Like any software, pgAdmin has bugs. At the time of writing there are 119 new or in-progress issues in the bug tracker, which is pretty good for a piece of software with so many moving parts, and regular-as-clockwork monthly releases. Over 10% of these issues are currently assigned to the reporter to gather further information, plus there will undoubtedly be some duplicates and support issues/feature requests in that number that haven’t yet been picked up in our weekly backlog refinement meeting and either closed or moved to the feature or support trackers.
Manual Testing
We have one person, Fahar, who is permanently assigned as QA to the pgAdmin team at EDB, though he is also responsible for a number of other product releases such as the PostgreSQL installers for Windows and macOS (pgAdmin is the vast majority of his work however).
Fahar primarily does four things:
Works to verify that issues reported to users are reproducible, when they require complex setup or the developers have failed to reproduce them.
Verifies that bugs that have been fixed by the developers actually do fix the reported problem.

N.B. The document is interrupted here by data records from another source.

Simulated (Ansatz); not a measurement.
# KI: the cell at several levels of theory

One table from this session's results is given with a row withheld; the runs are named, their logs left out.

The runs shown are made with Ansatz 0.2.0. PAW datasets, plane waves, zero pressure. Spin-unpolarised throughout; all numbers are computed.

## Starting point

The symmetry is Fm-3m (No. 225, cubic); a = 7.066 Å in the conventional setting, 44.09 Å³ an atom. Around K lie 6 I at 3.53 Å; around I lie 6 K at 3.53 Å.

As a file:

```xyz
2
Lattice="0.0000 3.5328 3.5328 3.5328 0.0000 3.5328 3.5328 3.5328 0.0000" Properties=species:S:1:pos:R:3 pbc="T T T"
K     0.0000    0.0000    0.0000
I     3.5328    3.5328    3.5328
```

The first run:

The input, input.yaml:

Smoke tests release builds; that is, ensures the packages can be installed and basic functionality works prior to public release.
Tests new features once development is believed to be complete.
Automation
All pgAdmin tests and builds are automated using Jenkins. The system will notify the development team of any failures via email and via a dedicated Slack channel (internal to EDB). There are also large screens mounted on the wall in development offices to show the status of the test and build runs in real time.
Automated Testing
We have three primary automated test suites for pgAdmin, which are essential in allowing us to release quickly and regularly, with minimal issues.
Python Tests
The Python tests (sometimes referred to as the API tests) are intended to test the Python application that implements the pgAdmin server. The test suite will instantiate the server and then make hundreds of calls to the server with different inputs to ensure itr responds as expected. A small number of these tests operate directly on the Python code, and do not run through the API (e.g. for testing server import/export).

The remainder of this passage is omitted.